Top Story, Men's Basketball

Eagles Fall to Pittsburgh, Now Sit at the Bottom of the ACC

For the Pittsburgh Panthers, Wednesday’s game against Boston College men’s basketball started out about as bad as it could.

Jamel Artis, the Atlantic Coast Conference’s leading scorer, drove to the basket on the first play of the game but came up limping after losing control of the ball. He hopped on one foot all the way up the stairs on the temporary bleachers behind the basket, down the ramp in the back, and parked along what usually are the hockey boards.

At first, it looked to be a serious injury, as Artis stayed down for an extended period of time and labored back to the bench. Thankfully, he wasn’t seriously hurt and returned to the game later in the half.

Unfortunately for the Eagles, it only got better for Pittsburgh from there.

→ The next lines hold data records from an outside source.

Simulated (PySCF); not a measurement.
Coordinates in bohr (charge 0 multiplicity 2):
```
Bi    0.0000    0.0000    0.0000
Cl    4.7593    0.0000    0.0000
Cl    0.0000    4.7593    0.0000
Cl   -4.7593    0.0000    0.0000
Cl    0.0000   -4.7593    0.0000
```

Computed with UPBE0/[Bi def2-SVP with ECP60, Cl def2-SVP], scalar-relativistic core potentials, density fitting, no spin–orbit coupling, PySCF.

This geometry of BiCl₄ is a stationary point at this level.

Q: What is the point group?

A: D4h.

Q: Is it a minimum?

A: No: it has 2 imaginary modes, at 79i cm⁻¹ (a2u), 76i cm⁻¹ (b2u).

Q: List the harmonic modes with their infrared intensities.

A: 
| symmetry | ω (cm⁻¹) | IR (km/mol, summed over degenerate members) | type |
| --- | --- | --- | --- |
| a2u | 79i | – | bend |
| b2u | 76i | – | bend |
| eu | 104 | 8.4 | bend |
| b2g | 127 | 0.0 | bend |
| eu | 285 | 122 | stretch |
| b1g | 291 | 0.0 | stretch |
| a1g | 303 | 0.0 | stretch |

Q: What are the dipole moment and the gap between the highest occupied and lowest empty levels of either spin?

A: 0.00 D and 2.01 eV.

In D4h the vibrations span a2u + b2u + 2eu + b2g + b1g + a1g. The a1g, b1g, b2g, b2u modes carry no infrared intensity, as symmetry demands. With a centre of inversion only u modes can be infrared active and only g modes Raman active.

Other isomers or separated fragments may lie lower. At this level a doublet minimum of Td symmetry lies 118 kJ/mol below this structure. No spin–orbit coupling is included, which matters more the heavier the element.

The Panthers rode a 23-8 run spanning the end of the first half and the start of the second to rally for the easy victory against the Eagles by a score of 83-72. The loss bumps BC (9-16, 2-10 Atlantic Coast) into last place in the conference, while Pittsburgh took over 14th place, right in front of the Eagles.

Senior center Michael Young was unstoppable for the Panthers (13-11, 2-9), leading all players with 30 points on 11-of-19 shooting. He presented matchup problems for BC’s big men, each of whom were too slow or too small to keep up with Young.

Generally, the best way to prevent Pittsburgh from winning is to limit their scoring (which sounds obvious). Whereas the Panthers have given up roughly the same amount of points in their wins (76.6) as their losses (77.8), Pitt has averaged 21 more points per game in its victories.

Though the Eagles played a strong first half defensively, BC couldn’t limit Pitt’s scoring in the second stanza as the Panthers exploded for 52 second-half points. The Panthers got to the free throw line 29 times compared to BC’s 14 free throw attempts.

“In the beginning of the second half, we gave up two easy baskets and never really found the toughness we needed,” BC head coach Jim Christian said after the loss.

In what represented BC’s last really good chance at a third ACC win (though BC was still a 2.5-point underdog entering the contest) the Eagles finished the game with a lackluster defensive performance against an offense that had struggled mightily in conference play.

Christian took responsibility for his team’s woes on its eight-game losing streak, but also emphasized that the players have a responsibility to pick each other up.

“There wasn’t enough motion, there wasn’t enough passion to play,” Christian said. “It’s my team, so it’s on me, but in reality it’s on them. Coaches don’t do all that—players do that.”

If there were any positives to take away for the Eagles, one was their responsibility with the ball on offense. Pittsburgh one of the worst teams in the country at forcing turnovers on defense, and the same was true on Wednesday night. BC only surrendered nine turnovers on the game, its lowest total since the Eagles’ loss to Wake Forest on Jan. 3.

Additionally, the Eagles got a season-high 14 points from center Mo Jeffers. The graduate transfer turned in what was probably his game of the season against the Panthers, as he connected on seven of nine of his shots from the floor. His touch around the rim was smooth, and his shot outside the paint seemed to be working for the first time all season.

Though Jeffers played a strong game, few other Eagles could say the same. Ky Bowman shot well and scored 15 points, but his impact was limited because of foul trouble. Jerome Robinson struggled to get going in the first half, and by the time his shots started falling in the second, it was too little, too late.

A.J. Turner has been mired in a multi-game slump, and he found himself bumped from the starting lineup against Pittsburgh. With Jordan Chatman taking his place, Turner struggled even in the limited action he saw against the Panthers. In 20 minutes, Turner took four shots and missed each of them, grabbing one rebound and assisting on two baskets.

“There’s no easy answer for [why players go through slumps],” Christian said. “It happens. We just have to keep believing in him and keep working with him.”

It might be tough for the Eagles to break out of their own slump, with road games against Clemson and Georgia Tech as their only contests against teams from the bottom half of the ACC. Unless BC can tighten up its defense and prevent opposing teams from getting to the line so frequently, its eight-game losing streak might end up being a lot longer.